Using public data can help improve the quality of your data analysis. It allows you to fill in any gaps in your data or to create more insights into your company's data. We'll show you how to go about getting data from a public source, and in particular how to integrate public data with our company's data.
In this post, we'll demonstrate a relevant example of this. We'll look at a company selling a software product throughout the USA, and we'll add population data from the US census bureau to identify the parts of the country where their product is most popular. Note that we will use Power BI to create our dataset and visualizations in this post, but the principles could also be applied to other software applications.
Step 1: Create an initial map
The company we are focusing on is a technology company that sells a software product throughout the USA. Most of the sales are made remotely, so the company has a national reach without having a network of offices around the country. The heat map below shows the sales revenue generated by state. States shaded in red have lower revenues while green states have higher revenues.
By the looks of this chart, our revenues are highest in New York state. The contrast in colours suggest none of the other states has a similar level of revenue. It looks as if the states with the highest revenues are all in the eastern half of the country.
This insight is somewhat useful in itself, but we should consider do we have high revenues in New York because the people there really like the product or is it just because the state has a high population. After all, it's well known that heat maps like this can often reflect population densities and little else. We would like to adjust our heat map to account for the population size in the areas we are making sales. We'll do this by importing population data from the US census bureau into Power BI and incorporating it into our analysis.
Step 2: Import additional data
Below we can see some of the sales dataset that we used to create the map above. Although we have created our heat map showing revenue by state, we can see that our dataset actually includes more detailed address information that shows the exact address of each company that we make a sale to. We are going to identify the population for the city in each transaction and add it to this dataset.
We can get data on population by city from the US census bureau at this page, where we download the dataset for incorporated places for the whole United States. Our sales data is from 2016 so we want to identify population by city for this year. Population by city is only measured at the official census every 10 years, however population estimates are provided annually, which is good enough for us. In this case, the data is downloaded as a csv file from the American Fact Finder, and when we bring it into Power BI through the Query Editor, it looks like this.

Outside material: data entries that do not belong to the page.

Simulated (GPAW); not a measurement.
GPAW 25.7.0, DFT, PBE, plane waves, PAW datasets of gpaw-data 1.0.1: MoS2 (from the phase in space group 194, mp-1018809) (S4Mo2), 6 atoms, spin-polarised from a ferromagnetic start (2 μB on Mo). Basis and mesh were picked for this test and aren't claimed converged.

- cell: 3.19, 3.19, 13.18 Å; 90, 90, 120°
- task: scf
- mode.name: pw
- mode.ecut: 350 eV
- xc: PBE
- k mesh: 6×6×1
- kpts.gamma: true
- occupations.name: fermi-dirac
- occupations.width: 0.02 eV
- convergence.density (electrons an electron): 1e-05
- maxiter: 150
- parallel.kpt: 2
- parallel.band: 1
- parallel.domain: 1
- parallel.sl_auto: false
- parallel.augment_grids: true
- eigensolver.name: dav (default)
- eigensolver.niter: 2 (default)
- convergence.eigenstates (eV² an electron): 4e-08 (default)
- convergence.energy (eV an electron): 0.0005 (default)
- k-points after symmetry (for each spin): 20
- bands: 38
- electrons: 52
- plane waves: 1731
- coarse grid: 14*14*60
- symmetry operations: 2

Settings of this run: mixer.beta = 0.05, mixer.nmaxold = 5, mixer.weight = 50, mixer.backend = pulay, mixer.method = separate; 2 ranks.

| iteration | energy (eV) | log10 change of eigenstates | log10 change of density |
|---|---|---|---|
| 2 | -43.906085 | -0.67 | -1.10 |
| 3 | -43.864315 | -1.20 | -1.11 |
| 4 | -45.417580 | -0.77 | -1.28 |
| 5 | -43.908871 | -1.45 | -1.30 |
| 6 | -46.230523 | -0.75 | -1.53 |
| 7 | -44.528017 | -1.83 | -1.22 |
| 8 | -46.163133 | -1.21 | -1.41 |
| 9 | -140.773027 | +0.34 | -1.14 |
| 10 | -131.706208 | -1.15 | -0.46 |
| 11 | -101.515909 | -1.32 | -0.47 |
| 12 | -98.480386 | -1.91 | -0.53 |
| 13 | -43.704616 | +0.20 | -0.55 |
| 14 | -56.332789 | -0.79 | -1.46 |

As we can see, the city name is included in the third column, called Geography. There are then a series of columns giving population estimates for 2010 to 2016. We need to reduce this column to show only the data we are interested in. The Query Editor is not the main focus of this post, so we won't go through the steps in detail. The main steps involve removing the unnecessary columns, and splitting the geography column into a City column and a State Name column. We also remove unnecessary words like "city" and "town" that you can see in the Geography column. Finally, we removed a small number of duplicate records, where the same City and State combination appeared more than once. After these steps, the population data looks like this.
We're going to match cities from the sales data to the population data by creating a column that contains the city name and state code. However, we have an issue. While our sales data contains the common two letter US state codes, the population data contains full state names. In order to match these up, we'll introduce a third table to the model.
This table will be downloaded from the web, specifically from this Wikipedia page. Again, the page needs a little bit of cleaning in the Query Editor, mainly to remove unneeded rows and columns, but once that's done, we get the table seen below.
Once we have these new tables, we can import them into Power BI Desktop and start creating the data model.
Step 3: Set up the data model
Below we see the data model after we import the three tables into Power BI Desktop. Notice that a relationship has automatically been created between the population table and the State codes table, using the State Name field. No relationship has been created to the sales table. We'll create a column in the population table and the sales table that will be used to create a relationship between these tables.
The City and State column is created by concatenating the city name and the state name, with a comma and space also included for formatting purposes. Below, we can see this column in the population table. Note that we also added a column containing the state codes to the population table, using the related function to get the state codes from the State Codes table.
We then add a similar column to the Sales table, and use it to link the Sales table and the Population table. Once this relationship is set up, we add a new column to the sales table, that uses the related function to get the population of the relevant city. The data model will then look like the image below.
Step 4: Create new maps
Now that we have set up the data model, we can create a measure that adjusts sales revenue according to the population of the cities where the sales were recorded. We create a measure dividing the sum of revenue by the sum of the city population column from the sales table. When we create a map for each state, we will therefore get a measure which divides the revenue for that state by the population of the cities in that state where the sales occurred.
When we create a heat map of this measure, we get the following:
This is clearly not right. The issue is that Delaware, highlighted in green on the map above, has a value of infinity. This is because only one sales transaction took place in Delaware, and our population dataset does not have a value for the city where that one transaction took place. As a result, we add a filter that removes Delaware, and we get the following map, which is correct.
We can see here that Maryland generates the most revenues when we adjust for population size. Judging by the shading, it has a large margin over the other states in this regard. However, the general patterns we saw before seem to hold, that states in the eastern half of the country generate more revenue for the company, even when we adjust for population.
Let's finish by visualising this in a different way. Below, we've created a table that ranks each state by its revenue, and by revenue adjusted by population. This will allow us to easily see which states perform differently by the two metrics.
As we can see, New York (NY) may generate the most revenue overall, but when its large population is taken into account,its rank drops considerably. In fact, the ranking of most states drops when population is accounted for. By contrast, New Jersey (NJ) remains popular using both metrics. Therefore, it's probably reasonable to say our product is actually more popular in New Jersey than New York.
In this post, we have seen how you can broaden your analytics by adding data from public, external sources. We have seen how adding population data can lead to some notable changes to our conclusions than we arrived at initially.
In this case, we have used a relatively simple example. The US census bureau, as well as other organisations like them around the world, provide highly extensive data. To give one example, you could identify income levels in specific areas and identify income levels in the areas you are selling into. This could help you identify whether you are selling your products to the sort of customers that you are looking to reach.